Peter Reinhart recommends 4.5 oz bagels, but several people said they were enormous, and having just dealt with huge bread last time, I decided to go with a more manageable 3.5 ounce size. They seemed perfect to me.


After the bagels are shaped, rest for 20 minutes, and pass the "float test," they get refrigerated overnight.

I woke up like a kid on Christmas on bagel baking day. I brought a huge pot of water (with baking soda in it) to a boil and started boiling the bagels, one to two minutes per side:



Then baked them:


The verdict? There is plenty of room for improvement in my bagelmaking. My bagels were on the flat side, and I don't know why. They were also on the outer limits of the acceptably chewy spectrum - I'd probably limit boiling to one minute per side next time to achieve optimal chewiness. But oh. my. gosh. This is it! This is the bagel that I crave but cannot buy here, the bagel that I thought I would only get to experience every 10 years at class reunions. I never in a million years would have thought that I could make these at home. I'm still sort of in shock.

Now, I got the feeling that I liked these more than anyone else who tried them. That could be just because I just like chewy water bagels more than most people, or because I'm so utterly bagel-deprived, or because I sweated these bagels for two days. But in any event, I loved them, and I plan to work these into my baking schedule at least once every couple of months.



Bagels are the third recipe in Peter Reinhart's Bread Baker's Apprentice, which a couple of hundred of us are baking through as part of the BBA Challenge. Next up: brioche!
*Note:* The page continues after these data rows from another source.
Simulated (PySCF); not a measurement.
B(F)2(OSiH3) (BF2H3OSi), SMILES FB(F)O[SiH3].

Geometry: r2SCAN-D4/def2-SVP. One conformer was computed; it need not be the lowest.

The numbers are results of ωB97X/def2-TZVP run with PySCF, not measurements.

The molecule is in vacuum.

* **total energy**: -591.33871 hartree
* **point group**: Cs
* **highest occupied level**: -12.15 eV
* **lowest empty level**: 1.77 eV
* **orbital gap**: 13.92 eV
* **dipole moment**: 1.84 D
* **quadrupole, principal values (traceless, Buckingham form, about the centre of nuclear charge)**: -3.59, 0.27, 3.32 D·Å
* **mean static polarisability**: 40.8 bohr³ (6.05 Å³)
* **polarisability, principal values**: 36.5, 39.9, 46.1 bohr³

Tuesday, November 11, 2008

TWD: Kugelhopf


When I went to pick up my daughter from preschool last week, her teacher rushed up to me and said: "Elizabeth sang her very favorite song for us today, and we all really enjoyed it! Elizabeth, do you want to sing your favorite song for your mommy?" I was fully expecting to hear "Five Little Pumpkins Sitting on a Gate," since this was what she'd been singing the most at home, complete with wind-blowing sounds and having the wind blow out the lights. So imagine my surprise when instead, I heard her sweet, tiny little voice belt out, in perfect tune:

She wore them apple bottom jeans
Boots with the furrrrr (with the fur!) [yes, she did indeed include the second "with the fur" line]
The whole club was looking at her
She hit the flo'
Next thing you know
Shawty got low, low, low, low, low, low, low, low . . .

As the teachers threw back their heads and howled, I squirmed and said "Oh! Um. Heh. Heh heh. Gosh, Miss Kelly. I don't know where Elizabeth would have heard Flo Rida and T-Pain. We only listen to Raffi at home. Um. That's something else, alright."

The moral of this story is that kids will soak in absolutely anything, just like my Kugelhopf. But whereas hip hop lyrics and three year olds might be considered "a bad kind of soaking in," we'd all agree that melted butter and warm brioche is most definitely "a good kind of soaking in."




Backing up, I wanted to share what my sweet hubby got me for my birthday a couple of weeks ago. I was pretty excited when I saw the box. What could it be?




(Gasp!) It's a Kugelhopf pan!! How did you know? Thanks, honey!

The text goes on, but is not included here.